From 6th April 2026, the right to Statutory Sick Pay (SSP) changed in ways that most employees will celebrate and most employers will not. The three-day waiting period is gone. The lower earnings threshold is gone. Sick pay is, at least on paper, a day-one right. But dig into the actual rules – many of which date back to the Statutory Sick Pay (General) Regulations 1982 (the ‘SSP Regulations’) – and a more nuanced picture emerges. HR professionals who understand the detail will be far better placed to manage absence costs and protect their organisations than those who take the headlines at face value.

What Changed on 6 April 2026

Two reforms came into force under the Employment Rights Act 2025:

The three waiting days are gone. Previously, SSP only kicked in from the fourth qualifying day of absence. That acted as a natural deterrent to short-term absence. SSP is now payable from the first qualifying day, meaning even a one-day absence now potentially attracts a payment.

The lower earnings limit is removed. Employees previously needed average weekly earnings of at least £125 to qualify. That threshold is abolished. SSP is now calculated at the lower of £123.25 per week or 80% of the employee’s average weekly earnings – meaning lower-paid and part-time workers who previously fell below the threshold now qualify for the first time.

A HR focus on the ‘small print’

SSP is not a guaranteed day-one right if the employee has not yet carried-out any work.

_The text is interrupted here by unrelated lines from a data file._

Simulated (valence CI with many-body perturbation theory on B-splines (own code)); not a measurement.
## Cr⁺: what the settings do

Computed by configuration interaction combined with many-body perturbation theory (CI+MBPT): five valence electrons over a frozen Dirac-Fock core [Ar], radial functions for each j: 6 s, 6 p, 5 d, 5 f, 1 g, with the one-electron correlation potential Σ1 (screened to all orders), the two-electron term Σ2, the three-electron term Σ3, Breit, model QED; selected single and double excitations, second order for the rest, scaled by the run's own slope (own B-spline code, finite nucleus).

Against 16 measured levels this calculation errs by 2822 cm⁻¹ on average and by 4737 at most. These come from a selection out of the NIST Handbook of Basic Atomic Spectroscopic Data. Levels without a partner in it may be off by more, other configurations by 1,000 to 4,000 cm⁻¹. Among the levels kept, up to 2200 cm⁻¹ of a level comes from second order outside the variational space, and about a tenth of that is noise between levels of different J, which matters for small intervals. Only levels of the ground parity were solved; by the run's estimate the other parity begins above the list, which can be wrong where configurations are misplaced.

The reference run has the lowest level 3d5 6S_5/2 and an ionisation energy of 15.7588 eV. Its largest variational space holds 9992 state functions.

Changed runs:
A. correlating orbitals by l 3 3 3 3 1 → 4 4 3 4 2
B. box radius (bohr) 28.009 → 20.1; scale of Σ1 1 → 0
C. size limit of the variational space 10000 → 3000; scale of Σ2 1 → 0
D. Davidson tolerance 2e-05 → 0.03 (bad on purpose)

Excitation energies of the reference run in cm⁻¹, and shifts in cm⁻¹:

The requirement that an employee must have commenced work before becoming entitled to SSP has not changed. An employee who accepts a job offer but is sick before they have carried out any work at all does not qualify. Where someone joins on a Monday and phones in sick before attending, SSP is not payable. This is worth communicating clearly in induction materials.

Your notification rules are a legitimate lever – but they have limited ‘teeth’

Although sickness absence policies often require notification by a certain time on the first day of absence (for example, ‘before 9am on the first day of absence’), this does not mean that SSP can be withheld if notification comes after 9am on the first day. The SSP Regulations state that employers can only withhold SSP on ‘failure to notify’ grounds if the employee fails to comply with a reporting requirement which is set (at the earliest) as the end of the first day of absence. Earlier notification requirements can be set for any contractual sick pay entitlement, but not for SSP.

SSP is only ever paid on qualifying days

SSP is not calculated on calendar days; it is paid only in respect of qualifying days – the days an employee is contractually required to work. An employee who works Mondays and Tuesdays, and falls sick across a week, can only receive SSP in respect of those two days. Qualifying days are usually determined by the employment contract. If you have employees whose working pattern is part-time and fairly static but whose contractual ‘qualifying days’ do not reflect that, consider amending the contract to reflect the actual working pattern.

Phased returns may now trigger SSP payments on non-working days

When the SSP changes were being debated in Parliament, it was noted that they may result in employees who were undertaking a phased return following sickness absence being entitled to receive SSP. Prior to April 2026, if an employee with a full-time job returned from a period of sickness on a phased 3-day week for a period, they would not be entitled to SSP on the two nominally ‘non-working’ days as these would fall within the three ‘waiting days’. Now that ‘waiting days’ have gone, there is at least an argument that SSP would be payable on phased returns which are structured in this way. The way around this is to agree a temporary variation to the employment contract for the phased return period so that the employee’s contractual working hours during this period are synced with the phased return itself.

Linked periods of incapacity can stack up quickly.

Where two periods of sickness are separated by eight weeks or less, they link together and are treated as one continuous period when looking at whether the overall right to 28 weeks of SSP has been exhausted. Under the old rules this had limited practical effect because of the waiting days; now it means that an employee who has a run of short absences over several months can quickly build up SSP use without ever having a lengthy single absence. Clear records should be kept of absence dates to make sure that linked absences are accurately tracked.

Practical steps for HR

  • Audit your sickness absence policy now if you haven’t already done so. Remove any reference to waiting days or the lower earnings limit. These provisions no longer apply and leaving them in creates confusion and potential liability.
  • Sharpen your notification procedure. Make it explicit: the deadline, who the employee must contact and the consequence of late notification. Consider having separate deadlines for SSP (no earlier than the end of the first working day of absence) and contractual sick pay (which can legitimately be earlier).
  • Ensure your payroll system has been updated to reflect the new rate structure and the removal of the three-day wait.
  • Brief your line managers. Particularly on phased returns, notification obligations and what they should and should not say when an employee calls in sick on their first day.
  • Consider a cultural audit of the business’s approach to attendance. Employers should give some thought to how to create a workplace culture that incentivises attendance without penalising the genuinely sick. If avoidable absence is minimised then the impact of the new SSP regime will be reduced.